The S&P 500 notched its first gain following four consecutive losses. There wasn’t anything meaningful in the headlines driving Tuesday’s 1% pop. Instead, this strength was mostly a response to a little too much selling over the last week.
Everyone knows markets move in waves and it shouldn’t surprise anyone when the tide reverses after a string of days in the same direction. Is that all this is, a one day pop between two long stretches of down days? The cynics certainly think so. But I’m not sure the evidence supports that outlook.
First, we are in a long rally that goes back more than 6 months. This period includes countless dips that bounced back even higher. If the first dozen dips couldn’t break this rally, what makes this latest attempt any different?
Second, the market finished at the intraday highs the last two sessions. While Monday closed in the red, if you look under the hood, the price-action was actually quite bullish as institutional investors chased prices higher into the close. That wave of dip buying carried over to today and helped put together the first up-day in a week.
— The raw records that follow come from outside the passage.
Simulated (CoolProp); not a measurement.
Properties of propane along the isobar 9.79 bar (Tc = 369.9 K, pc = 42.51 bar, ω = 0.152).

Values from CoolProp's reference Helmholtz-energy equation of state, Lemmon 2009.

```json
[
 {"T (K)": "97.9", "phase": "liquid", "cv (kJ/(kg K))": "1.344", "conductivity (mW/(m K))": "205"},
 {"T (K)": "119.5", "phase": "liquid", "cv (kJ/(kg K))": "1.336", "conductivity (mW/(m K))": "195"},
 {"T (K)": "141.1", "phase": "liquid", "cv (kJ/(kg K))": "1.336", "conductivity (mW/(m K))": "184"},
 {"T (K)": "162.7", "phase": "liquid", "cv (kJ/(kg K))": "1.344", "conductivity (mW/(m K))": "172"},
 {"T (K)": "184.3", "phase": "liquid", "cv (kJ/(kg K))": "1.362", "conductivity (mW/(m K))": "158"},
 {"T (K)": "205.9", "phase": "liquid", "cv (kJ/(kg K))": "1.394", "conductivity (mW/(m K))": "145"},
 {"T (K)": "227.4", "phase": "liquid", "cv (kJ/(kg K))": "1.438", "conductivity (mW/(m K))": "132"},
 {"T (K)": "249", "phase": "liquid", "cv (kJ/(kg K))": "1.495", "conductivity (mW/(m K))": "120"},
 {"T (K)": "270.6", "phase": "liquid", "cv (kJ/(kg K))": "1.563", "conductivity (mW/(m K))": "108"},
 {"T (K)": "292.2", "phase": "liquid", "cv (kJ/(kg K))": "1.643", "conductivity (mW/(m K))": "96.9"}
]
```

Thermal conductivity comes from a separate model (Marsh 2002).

Third, if this market is going to crash, the first thing in needs to do is make a lower low. As long as we remain above Monday’s intraday lows, this should be treated as a buying opportunity. If we violate the lows, all bets are off and we can short until our heart’s content. Until then, this bounce deserves the benefit of doubt.
Up or down, there is enough emotion wound up in the market that the next move will be big. Maybe prices bounce decisively. Maybe they collapse. Either way, as long as we follow a thoughtful trading plan that puts us in the right spot at the right time, this will be a great ride.
As for what I’m doing, I bought Monday’s late strength and I added more on Tuesday. By getting in early, I have a decent profit cushion to protect my backside. I will continue holding as long as we remain above my entry points. If prices retreat, no big deal. I get out and look for the next trade. If prices crash under Monday’s lows, I might even try a short.
When it comes to the market, I don’t care which way it goes. The only thing that maters to me is I’m riding that next wave.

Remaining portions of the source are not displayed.